At a board study session, Pomona Unified’s director of special education described training, MTSS integration and staffing supports while teachers, union leaders and parents testified about high caseloads, vacancies and alleged noncompliance with special education law.

Miss Reese, the district’s director of special education, told the Pomona Unified School District board that the district is pursuing equity, transparency and accountability as it works to shift systems supporting students with disabilities.

“We have too many students educated outside of general education settings,” Miss Reese said, describing the district’s approach to integrating special education within a multi‑tiered system of supports (MTSS) and reviewing legal obligations under the Individuals with Disabilities Education Act.
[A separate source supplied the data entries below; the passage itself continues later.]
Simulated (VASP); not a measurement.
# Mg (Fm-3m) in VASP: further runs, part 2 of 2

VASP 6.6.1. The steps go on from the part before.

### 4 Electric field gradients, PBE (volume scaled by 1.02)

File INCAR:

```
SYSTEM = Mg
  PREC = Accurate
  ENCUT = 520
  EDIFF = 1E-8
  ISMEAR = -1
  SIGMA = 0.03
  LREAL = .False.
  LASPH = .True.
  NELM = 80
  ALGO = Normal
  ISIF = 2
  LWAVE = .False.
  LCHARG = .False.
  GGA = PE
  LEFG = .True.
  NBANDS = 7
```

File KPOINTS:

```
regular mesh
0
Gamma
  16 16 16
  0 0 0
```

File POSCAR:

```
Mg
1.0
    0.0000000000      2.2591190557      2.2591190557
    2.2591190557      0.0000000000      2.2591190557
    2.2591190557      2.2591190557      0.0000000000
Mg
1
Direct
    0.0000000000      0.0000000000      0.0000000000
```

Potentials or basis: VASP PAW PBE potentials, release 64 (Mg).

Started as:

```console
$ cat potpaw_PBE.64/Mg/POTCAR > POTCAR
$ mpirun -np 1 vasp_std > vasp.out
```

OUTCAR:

The presentation covered child‑find duties, the referral timeline and required evaluation windows: superintendent and staff explained that Student Success Team (SST) interventions precede an IEP assessment plan, that parent consent triggers the 60‑day evaluation window, and that students transferring in with an existing IEP are subject to a 30‑day interim implementation period. Miss Reese said program administrators, program specialists and behavior consultants are the district’s primary supports at school sites.

Why it matters: Board members and public speakers said the district’s policies matter for daily classroom practice, teacher workload and legal compliance. Community speakers and unions pressed for clearer role definitions, job descriptions, and visual charts of who supports each school.

Key district figures: Miss Reese reported Pomona Unified serves 3,294 students eligible for IEPs (about 18 percent of enrollment), above the state average she cited. On funding, she said federal IDEA dollars currently account for roughly 7 percent of the district’s special education revenue (IDEA’s target is 40 percent), state revenue about 30 percent, and that the district’s general fund contributes roughly 61.97 percent — a local contribution she described as more than $53 million toward an approximately $85 million special education budget.

The district also outlined staffing and training initiatives in response to teacher feedback: three BCBAs (behavioral coordinators) are working with TK–grade teachers and administrators; district coaches are performing in‑classroom coaching; a Goalbook platform was purchased to help teachers write and monitor IEP goals; monthly new‑teacher onboarding and late‑start Friday trainings are part of ongoing professional development.

Still, staffing gaps remain. Miss Reese said the district had 22 requisitions with 10 positions to fill for certain teacher roles, multiple vacancies in moderate‑to‑severe classes, and 42 open paraeducator positions; she described job fairs, partnerships with local colleges and a Title II–funded retention bonus program for hard‑to‑fill roles as short‑term responses.

Voices from the public: Teachers and union leaders described real‑world impacts. Mary Morales, APT president and a 25‑year special education teacher, said staffing vacancies and caseload maxima are harming both students and educators: “We are at max in most caseloads... We want change,” she said, urging the board to reduce caseload strain and improve training and protocols for paraeducators, notably for toileting and health‑safety procedures.

Claudia Cano, speaking for parents, alleged the district had acted out of compliance in one case by refusing her daughter an IEP; Miss Reese acknowledged the district’s obligations and emphasized transparency and data‑driven follow up.

What’s next: Board members requested charts showing services by school and an organizational chart for the special education team; staff said they would provide the requested visuals and follow‑up documents. No formal board action or vote occurred at the study session.

The board closed the session with commitments to continue labor‑management meetings and to return with the data requested by members.